But with all of this being said, the only way that you may have a point and that I may be wrong is if the answer actually relies on us to account for variable change; that is, that each event is not mutually exclusive and that if we choose a Republican on the first selection, that the probability of choosing a Republican the next time will be 10/19 instead of the same 11/20 from the beginning. This will have us say, "What is the probability of choosing a Republican given that we have already chosen a Republican?" This would be more like drawing cards out of a deck without replacement and less like a coin toss. That said, I can't confirm which way they want the question to be answered, but I simply answered it like this: "What is the opposite probability of selecting exactly zero Republicans?" That way, we get the opposite of what the question asks and grab the inverse probability (I know that term may not be semantically correct).

I wish Kev would pop back up in this thread though.

Re: Anyone good at probability?

That's what I was wondering. Do you go back to the 9 vs. 11 after each selection or is subsequent selections done without the previously chosen individual(s)

Re: Anyone good at probability?

I took a statistics class four years ago (or I guess it's five years ago now, hah!), and from what I learned there, my guess is that the probabilities are fixed. It would make the problem a hell of a lot easier that way, but I also imagine that's how it's being asked.

If it's being asked the other way, I can surely whip out another piece of paper and do another recording explaining how that's done (which is the same process, but with different numbers and instead burdens a cumulative effect).

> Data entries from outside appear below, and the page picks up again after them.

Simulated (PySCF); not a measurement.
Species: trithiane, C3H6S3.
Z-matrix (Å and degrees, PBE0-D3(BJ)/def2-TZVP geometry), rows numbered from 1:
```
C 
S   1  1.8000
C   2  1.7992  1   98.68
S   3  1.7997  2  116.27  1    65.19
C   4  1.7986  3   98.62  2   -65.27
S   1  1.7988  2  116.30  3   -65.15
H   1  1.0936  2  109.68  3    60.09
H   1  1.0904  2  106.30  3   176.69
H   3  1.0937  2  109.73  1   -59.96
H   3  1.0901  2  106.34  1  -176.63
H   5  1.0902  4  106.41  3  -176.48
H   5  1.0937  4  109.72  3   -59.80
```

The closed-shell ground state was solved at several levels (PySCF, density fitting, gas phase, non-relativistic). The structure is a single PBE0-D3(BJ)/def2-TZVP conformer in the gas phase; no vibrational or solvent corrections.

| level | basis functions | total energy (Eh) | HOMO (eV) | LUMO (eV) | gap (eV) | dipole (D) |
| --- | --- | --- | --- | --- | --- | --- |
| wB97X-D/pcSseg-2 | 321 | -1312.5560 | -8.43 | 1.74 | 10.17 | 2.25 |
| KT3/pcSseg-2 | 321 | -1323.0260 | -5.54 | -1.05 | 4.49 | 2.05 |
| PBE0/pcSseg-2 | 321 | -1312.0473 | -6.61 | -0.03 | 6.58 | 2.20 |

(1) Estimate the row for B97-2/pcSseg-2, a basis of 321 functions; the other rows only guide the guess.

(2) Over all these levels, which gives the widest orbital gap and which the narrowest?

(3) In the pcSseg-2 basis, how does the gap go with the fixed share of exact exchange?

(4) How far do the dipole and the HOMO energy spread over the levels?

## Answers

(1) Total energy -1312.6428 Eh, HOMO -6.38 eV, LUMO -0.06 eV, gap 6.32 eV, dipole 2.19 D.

Re: Anyone good at probability?

#1 -
Probability of a student taking English - 60%
Probability of taking both English and Math - 38%

Probability of someone taking English but not Math of the entire student population.
60 - 38 = 22%

#2 - Probability of getting one Republican in 4 draws if 11/20 in the pool are Republicans.

First draw - 11/20
Democrat on the 1st draw, 2nd draw - 11/19
Democrat on the 1st two draws, 3rd draw - 11/18
Democrat on the 1st three draws, 4th draw - 11/17

Chance you draw a Republican in at least once in four pulls 1 - (11/20 x 11/19 x 11/18 x 11/17) = 87.4%

#3 - Females don't matter here. 58 males on campus divided by 131 total males = 44.3 %.

Re: Anyone good at probability?

This logic is flawed. What you just calculated was the probability that you will draw at most three Republicans, given the events are not mutually exclusive (you did 1 minus the probability that the first, second, third, and fourth selections are all Republicans... again, without any sort of mutual exclusion, which is still this thread's hot topic debate).

Re: Anyone good at probability?

#1 is 22% and can be seen easily with a venn diagram. Just draw two circles that overlap. One being M and the other being E. The overlap is .38 so the rest of M is .12 and the rest of E is .22. The .22 is the part that is English and not Math.

#2 No, as Blzr said, this is wrong.

The best way to think about this is to realize that the only way to NOT have 1 republican is to have all 4 democrats. P(all Dem) = (9/20)*(8/19)*(7/18)*(6/17) = .026006.

So P(not all Dem) = P(at least 1 repub) = 1 - .026006 = .973994 or 97.3994%

A tree diagram will also get you this result, although it's a bit tedious.

#3 is correct as the female data is irrelevant. The problem tells you it is a male that is drawn at random making it a conditional probability.

Re: Anyone good at probability?

See now you're starting to think like I am...the question is flawed.

If each of the pick is consider a single possibility then the result of that pick has to change the probability of the next pick...but if picked a unit then the individual probaility of each remains unchanged.

To explain it to my wife I had to simplify it to three balls...two red and one blue and the question is what are the chances of picking both red balls?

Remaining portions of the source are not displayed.